Q : Prove that a conjugate of a glide reflection by any isometry of the plane is again a glide reflection, and show that the glide vectors have the same length.
I know that:
the conjugate of a reflection by a translation (or by any isometry, for that matter) is another reflection, by some explicitly calculation (haven't try).
And 3 reflections leads to glide.
So I was thinking write a glide as 3 reflections and using the same process as proving 1 to prove the statement here. Is this promising? Can someone tell me? Or, should I try other methods?
Feel like this question is worth thinking. Thanks in advance~
Best Answer
Since the Euclidean group is generated by reflections, it suffices to show that the conjugation of a glide reflection by a reflection is a glide reflection.

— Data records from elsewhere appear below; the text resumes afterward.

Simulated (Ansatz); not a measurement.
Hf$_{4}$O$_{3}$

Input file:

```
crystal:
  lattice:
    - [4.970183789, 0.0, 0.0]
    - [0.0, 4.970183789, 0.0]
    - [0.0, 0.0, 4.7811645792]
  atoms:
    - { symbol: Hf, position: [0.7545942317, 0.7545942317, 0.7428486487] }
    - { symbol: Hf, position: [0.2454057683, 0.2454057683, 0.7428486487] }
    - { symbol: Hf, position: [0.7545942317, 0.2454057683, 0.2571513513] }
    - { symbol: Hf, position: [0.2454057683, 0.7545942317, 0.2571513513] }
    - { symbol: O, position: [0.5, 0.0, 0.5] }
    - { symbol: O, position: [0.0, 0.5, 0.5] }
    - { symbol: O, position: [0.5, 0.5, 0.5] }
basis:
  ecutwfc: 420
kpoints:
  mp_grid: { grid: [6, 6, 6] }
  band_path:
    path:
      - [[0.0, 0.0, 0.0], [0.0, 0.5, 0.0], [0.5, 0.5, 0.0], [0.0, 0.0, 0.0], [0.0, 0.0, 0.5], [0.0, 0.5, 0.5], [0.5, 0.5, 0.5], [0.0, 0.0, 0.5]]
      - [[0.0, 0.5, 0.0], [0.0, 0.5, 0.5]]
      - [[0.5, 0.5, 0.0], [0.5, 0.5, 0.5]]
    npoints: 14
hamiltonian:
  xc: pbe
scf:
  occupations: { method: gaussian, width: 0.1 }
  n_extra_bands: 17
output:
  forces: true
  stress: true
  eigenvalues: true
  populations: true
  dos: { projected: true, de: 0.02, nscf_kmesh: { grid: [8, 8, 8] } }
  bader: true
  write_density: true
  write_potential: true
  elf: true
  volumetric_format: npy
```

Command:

Let $\ell_{1}$ and $\ell_{2}$ be parallel lines, $\ell_{3}$ a line perpendicular to $\ell_{1}$, and $R_{i}$ the reflection across $\ell_{i}$, so that $$ G = R_{1} R_{2} R_{3} $$ is a glide reflection. (Conversely, every glide reflection can be represented in this way.)
If $R$ is an arbitrary reflection, then:
$R^{-1} = R$;
$RR_{i}R^{-1} = RR_{i}R$ is the reflection across the line $R\ell_{i}$. Denote this reflection by $R_{i}'$.
The lines $R\ell_{1}$ and $R\ell_{2}$ are parallel, and separated by the same distance as $\ell_{1}$ and $\ell_{2}$. The lines $R\ell_{1}$ and $R\ell_{3}$ are perpendicular.
Consequently, $$ RGR^{-1} = R(R_{1} R_{2} R_{3})R = (RR_{1}R)(RR_{2}R)(RR_{3}R) = R_{1}' R_{2}' R_{3}' $$ is a glide reflection having glide vector of the same length as $G$.